Can’t their use of “affect” be correct in the sense of what the water accomplished or created? You’re just assuming they meant something more like “the influence of the water”, right?

I’m not a big follower of football so I don’t have a dog in this fight. I do have a question though. Assuming the OP’s argument/statement is correct and the physics of temperature and pressure caused the underinflation, were the balls of the opposing team measured and also found underinflated? Since both teams played under the same conditions it would seem logical that both teams balls would have lost pressure equally.

This is the first time I’ve seen anyone address the effects on ball pressure from it getting wet.

Since it has been shown that temperature change alone would not likely account for the full pressure drop, they calculated what change in volume would be necessary to make up the difference. They found that only a relatively small increase in volume would be necessary.

Had they found that the ball would need to double in size, it would be safe to rule out volume change accounting for the additional pressure drop. But since the ball volume only needs to increase 3% to yield the additional pressure drop, it becomes a plausible explanation.

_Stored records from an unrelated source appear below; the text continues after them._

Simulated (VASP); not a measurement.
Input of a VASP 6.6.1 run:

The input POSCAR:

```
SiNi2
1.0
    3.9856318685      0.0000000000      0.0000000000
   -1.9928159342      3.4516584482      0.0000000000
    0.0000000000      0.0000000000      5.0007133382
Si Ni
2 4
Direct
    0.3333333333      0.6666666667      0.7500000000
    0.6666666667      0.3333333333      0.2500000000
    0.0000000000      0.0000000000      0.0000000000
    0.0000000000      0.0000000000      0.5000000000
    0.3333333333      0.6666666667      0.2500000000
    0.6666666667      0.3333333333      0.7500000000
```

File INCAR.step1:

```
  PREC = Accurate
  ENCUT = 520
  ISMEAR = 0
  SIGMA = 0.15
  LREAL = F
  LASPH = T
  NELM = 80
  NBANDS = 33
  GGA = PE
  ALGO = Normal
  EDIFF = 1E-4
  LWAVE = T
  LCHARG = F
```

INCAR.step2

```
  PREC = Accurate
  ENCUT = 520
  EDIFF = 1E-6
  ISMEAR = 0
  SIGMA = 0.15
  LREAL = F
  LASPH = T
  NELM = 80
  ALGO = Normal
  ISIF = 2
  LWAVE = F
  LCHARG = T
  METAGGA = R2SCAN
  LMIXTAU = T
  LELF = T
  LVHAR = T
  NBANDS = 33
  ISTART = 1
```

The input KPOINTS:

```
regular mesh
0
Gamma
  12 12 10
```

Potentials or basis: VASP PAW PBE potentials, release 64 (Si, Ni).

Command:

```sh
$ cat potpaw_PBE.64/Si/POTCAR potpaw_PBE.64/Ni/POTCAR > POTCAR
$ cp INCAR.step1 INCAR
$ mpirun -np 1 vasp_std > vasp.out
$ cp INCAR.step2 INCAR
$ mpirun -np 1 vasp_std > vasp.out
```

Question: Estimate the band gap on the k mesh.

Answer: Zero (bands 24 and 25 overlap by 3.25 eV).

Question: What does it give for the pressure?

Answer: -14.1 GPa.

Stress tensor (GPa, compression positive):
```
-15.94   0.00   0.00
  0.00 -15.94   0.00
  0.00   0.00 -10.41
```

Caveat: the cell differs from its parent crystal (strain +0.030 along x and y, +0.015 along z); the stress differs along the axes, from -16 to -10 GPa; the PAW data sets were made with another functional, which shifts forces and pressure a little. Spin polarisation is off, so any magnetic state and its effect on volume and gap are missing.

They didn’t apparently try to prove that a ball actually gets 3% bigger when it gets wet - they just showed that it would be enough.

If someone else wants to show theoretically or experimentally that footballs don’t stretch that much when they get wet, the claim could be refuted. Until then, it seems like useful information to be included in the discussion.

BTW - I only skimmed the paper so apologies if I’ve gotten it all wrong.

The test the OP cited didn’t have access to the balls from the game. You’ll probably get a better answer to your query in the game room thread that’s discussing the actual events.

I see that the paper correctly uses absolute pressure instead of gauge pressure, which many of the quoted scientists in the media did not initially account for, including Neil Degrasse Tyson. This is referenced in the linked article. When you correctly use gauge pressure, the predicted drop in pressure roughly doubles over the temperature range in question.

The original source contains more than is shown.